The White House Office of Management and Budget announced Monday that it expects the federal deficit to shrink by $214 billion more than it did three months ago.
“The 2013 deficit is now projected to be $759 billion, $214 billion lower than the $973 billion deficit projected in the Budget. As a percentage of gross domestic product (GDP),” the office said in its middle of the year review. “The 2013 deficit is now projected to equal 4.7 percent, down from the 6.0 percent projected in the Budget.”
OMB chalked up the decrease in deficits to money generated by the improving economy. It also credited the housing market recovery for the revised estimates. Other experts credit tax collection, which rose 16 percent in the last quarter of 2012 (the start of the government’s fiscal year) and a $7 billion payment from mortgage giant Fannie Mae, a government sponsored enterprise. The tax revenue jumped because of dividends and bonuses paid at the end of 2012, before ‘fiscal cliff’ tax increases hit in 2013.
The White House also anticipates a better-than-expected job market. OMB found that unemployment would average 7 percent next year, then lower to 6.8 percent by the end of the fiscal year 2014. Previously it had estimated 7.2 percent for 2014.

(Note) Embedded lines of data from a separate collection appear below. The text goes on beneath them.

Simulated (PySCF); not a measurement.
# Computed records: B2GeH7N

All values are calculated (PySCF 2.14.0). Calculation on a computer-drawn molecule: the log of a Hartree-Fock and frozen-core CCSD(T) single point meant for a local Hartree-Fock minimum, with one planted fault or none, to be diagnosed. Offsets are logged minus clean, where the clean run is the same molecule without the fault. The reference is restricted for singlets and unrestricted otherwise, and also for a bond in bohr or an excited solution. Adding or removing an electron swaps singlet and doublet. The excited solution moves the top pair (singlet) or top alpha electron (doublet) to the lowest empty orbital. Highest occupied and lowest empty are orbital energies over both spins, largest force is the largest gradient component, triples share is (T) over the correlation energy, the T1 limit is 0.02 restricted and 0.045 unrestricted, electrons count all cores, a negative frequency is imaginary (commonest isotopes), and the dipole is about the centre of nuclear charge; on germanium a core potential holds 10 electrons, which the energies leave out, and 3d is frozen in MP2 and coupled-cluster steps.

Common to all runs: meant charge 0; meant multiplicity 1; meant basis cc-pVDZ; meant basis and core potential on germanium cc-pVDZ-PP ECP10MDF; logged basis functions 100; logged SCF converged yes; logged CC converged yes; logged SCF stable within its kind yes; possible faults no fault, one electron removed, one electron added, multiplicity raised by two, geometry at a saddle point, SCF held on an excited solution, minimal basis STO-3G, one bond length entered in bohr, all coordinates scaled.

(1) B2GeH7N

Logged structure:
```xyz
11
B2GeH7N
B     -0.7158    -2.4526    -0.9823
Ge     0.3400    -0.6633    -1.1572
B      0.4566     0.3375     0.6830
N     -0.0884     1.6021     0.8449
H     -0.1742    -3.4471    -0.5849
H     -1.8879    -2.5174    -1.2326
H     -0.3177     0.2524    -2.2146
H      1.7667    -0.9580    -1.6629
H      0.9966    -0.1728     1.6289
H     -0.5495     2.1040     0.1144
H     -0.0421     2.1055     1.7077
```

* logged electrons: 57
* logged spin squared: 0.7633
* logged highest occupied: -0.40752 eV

“We have seen positive economic growth for 15 consecutive quarters. Through June, the private sector has added jobs every month for 40 straight months, with a total of 7.2 million jobs added over that period. This year alone, more than 1.2 million private sector jobs have been added so far,” OMB said in the report.
OMB’s new projections are still not as positive as those that recently issued from the Congressional Budget Office. In May, CBO predicted that the deficit would fall to $642 billion by the end of the fiscal year.
Not all news was good. OMB determined that sequestration cuts that took place in March would slow economic growth this year. The office revised downward their earlier projection of 2.6 percent to 2.4 percent.
“Sequestration is already having negative impacts on the country and the American people,” OMB found. “Although the economy has continued to grow and job creation has held steady, we could be experiencing even stronger growth and job creation were it not for sequestration.”
The rosy deficit projections are at odds with the views of some budget experts. In a recent interview with The Fiscal Times, Alice Rivlin, Washington’s premier budget expert, said the increasing health care costs that are expected to come with baby boomers' retirements will make it difficult to reduce the deficit in the long-term.
“I don’t think the [deficit] picture longer term has changed dramatically,” she said. “We still need to put Social Security on a firm foundation, and every year that passes makes it a little harder to do that.”